Nailing it at Naseby 1645

There was nothing cavalier with the organisation at the Naseby 1645 on Sunday (16 February) as Race Harborough went above and beyond to prepare for extreme weather. The participants had to fight Storm Dennis and Dick’s Hill in one day.

The Naseby 1645 is unusual in that the distance is 16.4 miles as well as being named after the last battle of the First English Civil War. This was a crucial victory for the Roundheads led by Sir Thomas Fairfax and Oliver Cromwell over the Royalists; the battle was fought near the village of Naseby in Northamptonshire.
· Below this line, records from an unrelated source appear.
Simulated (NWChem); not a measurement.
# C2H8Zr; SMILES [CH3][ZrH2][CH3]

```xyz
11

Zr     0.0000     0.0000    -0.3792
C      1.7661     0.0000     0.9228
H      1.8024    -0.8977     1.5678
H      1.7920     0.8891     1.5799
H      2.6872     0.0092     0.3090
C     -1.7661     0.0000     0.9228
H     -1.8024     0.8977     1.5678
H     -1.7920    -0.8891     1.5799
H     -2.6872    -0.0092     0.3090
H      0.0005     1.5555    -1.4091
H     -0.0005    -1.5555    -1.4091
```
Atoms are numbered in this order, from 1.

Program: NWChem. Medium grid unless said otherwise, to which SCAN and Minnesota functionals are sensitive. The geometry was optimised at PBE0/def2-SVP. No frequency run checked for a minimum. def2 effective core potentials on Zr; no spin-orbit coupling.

Northamptonshire was the host for a modern day struggle between the forces of nature and an army of more than 500 runners ready to give Storm Dennis a bloody nose.

Pre-race information and regular updates meant participants were fully aware of the conditions and could plan accordingly. An expert team of marshals and car park volunteers did their utmost to ensure everyone had a safe and enjoyable event.

The race started at 9am as runners headed off along a scenic, challenging course on roads before reaching Dick’s Hill at mile 10. This was followed by 6 miles of climbs and descents and the route included several landmarks.

There was a decisive victory for Nicholas Ost who won the Naseby 1645 in 1:36:21 – nearly three minutes in front of Ludovic Renou of Leicester Coritanian AC, second in 1:39:15. Gary Roberts, third in 1:45:03.

Claire Fitzpatrick of West End Runners was the winning female in 1:53:16 followed by Kirstie Sharman of Bedford Harriers in 1:55:12. Emily Clarke of Trent Park RC was third in 2:02:39.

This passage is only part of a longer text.